From: "Andre Vieira (lists)" <andre.simoesdiasvieira@arm.com>
To: gcc-patches@gcc.gnu.org
Cc: Richard Biener <rguenther@suse.de>,
Richard Sandiford <richard.sandiford@arm.com>,
"jakub@redhat.com" <jakub@redhat.com>
Subject: Re: [PATCH 5/8] vect: Use inbranch simdclones in masked loops
Date: Wed, 18 Oct 2023 15:41:08 +0100 [thread overview]
Message-ID: <e6753552-fb81-4cfc-a345-eaee2fe64ee6@arm.com> (raw)
In-Reply-To: <d96af71e-d8e8-0bff-d502-5e54768ac774@arm.com>
[-- Attachment #1: Type: text/plain, Size: 611 bytes --]
Rebased, needs review.
On 30/08/2023 10:13, Andre Vieira (lists) via Gcc-patches wrote:
> This patch enables the compiler to use inbranch simdclones when
> generating masked loops in autovectorization.
>
> gcc/ChangeLog:
>
> * omp-simd-clone.cc (simd_clone_adjust_argument_types): Make function
> compatible with mask parameters in clone.
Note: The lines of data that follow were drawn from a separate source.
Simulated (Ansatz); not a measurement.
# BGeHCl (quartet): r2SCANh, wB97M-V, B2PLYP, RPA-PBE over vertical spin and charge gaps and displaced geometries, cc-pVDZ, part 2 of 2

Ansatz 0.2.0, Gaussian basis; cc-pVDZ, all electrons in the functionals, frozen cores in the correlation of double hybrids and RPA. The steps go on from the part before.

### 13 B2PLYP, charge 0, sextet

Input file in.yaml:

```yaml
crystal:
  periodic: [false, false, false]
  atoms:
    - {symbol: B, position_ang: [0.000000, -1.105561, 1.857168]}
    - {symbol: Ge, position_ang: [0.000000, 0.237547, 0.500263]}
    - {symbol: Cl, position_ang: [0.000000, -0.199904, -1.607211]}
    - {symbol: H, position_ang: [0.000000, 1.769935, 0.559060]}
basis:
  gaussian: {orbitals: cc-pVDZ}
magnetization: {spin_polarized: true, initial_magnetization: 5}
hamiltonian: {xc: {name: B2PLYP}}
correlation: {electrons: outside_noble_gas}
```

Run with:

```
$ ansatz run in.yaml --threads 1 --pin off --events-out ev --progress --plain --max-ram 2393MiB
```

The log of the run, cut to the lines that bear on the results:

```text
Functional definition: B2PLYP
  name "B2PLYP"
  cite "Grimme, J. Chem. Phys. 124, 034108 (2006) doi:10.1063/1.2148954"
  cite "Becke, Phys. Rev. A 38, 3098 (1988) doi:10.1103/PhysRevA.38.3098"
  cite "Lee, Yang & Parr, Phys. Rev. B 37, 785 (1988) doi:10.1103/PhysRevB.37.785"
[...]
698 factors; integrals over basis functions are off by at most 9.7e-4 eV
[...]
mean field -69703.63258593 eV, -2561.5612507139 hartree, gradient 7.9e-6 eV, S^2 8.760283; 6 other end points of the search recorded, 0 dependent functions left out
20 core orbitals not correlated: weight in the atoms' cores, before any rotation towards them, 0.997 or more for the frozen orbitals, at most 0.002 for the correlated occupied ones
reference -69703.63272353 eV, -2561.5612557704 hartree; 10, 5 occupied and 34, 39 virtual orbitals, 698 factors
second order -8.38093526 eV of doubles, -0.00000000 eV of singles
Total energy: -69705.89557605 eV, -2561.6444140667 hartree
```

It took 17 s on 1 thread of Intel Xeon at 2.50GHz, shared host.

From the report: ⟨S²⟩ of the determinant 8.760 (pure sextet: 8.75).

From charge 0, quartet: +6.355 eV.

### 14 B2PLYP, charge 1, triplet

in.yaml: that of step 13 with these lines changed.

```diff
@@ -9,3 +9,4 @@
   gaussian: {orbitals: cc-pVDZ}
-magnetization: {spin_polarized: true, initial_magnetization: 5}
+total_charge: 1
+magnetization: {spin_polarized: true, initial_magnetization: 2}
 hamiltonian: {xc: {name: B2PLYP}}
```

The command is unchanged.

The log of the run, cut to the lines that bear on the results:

> * tree-vect-stmts.cc (vect_convert): New helper function.
> (vect_build_all_ones_mask): Allow vector boolean typed masks.
> (vectorizable_simd_clone_call): Enable the use of masked clones in
> fully masked loops.
[-- Attachment #2: sve_simd_clones_5v2.patch --]
[-- Type: text/plain, Size: 13395 bytes --]
diff --git a/gcc/omp-simd-clone.cc b/gcc/omp-simd-clone.cc
index a42643400ddcf10961633448b49d4caafb999f12..ef0b9b48c7212900023bc0eaebca5e1f9389db77 100644
--- a/gcc/omp-simd-clone.cc
+++ b/gcc/omp-simd-clone.cc
@@ -807,8 +807,14 @@ simd_clone_adjust_argument_types (struct cgraph_node *node)
{
ipa_adjusted_param adj;
memset (&adj, 0, sizeof (adj));
- tree parm = args[i];
- tree parm_type = node->definition ? TREE_TYPE (parm) : parm;
+ tree parm = NULL_TREE;
+ tree parm_type = NULL_TREE;
+ if(i < args.length())
+ {
+ parm = args[i];
+ parm_type = node->definition ? TREE_TYPE (parm) : parm;
+ }
+
adj.base_index = i;
adj.prev_clone_index = i;
@@ -1547,7 +1553,7 @@ simd_clone_adjust (struct cgraph_node *node)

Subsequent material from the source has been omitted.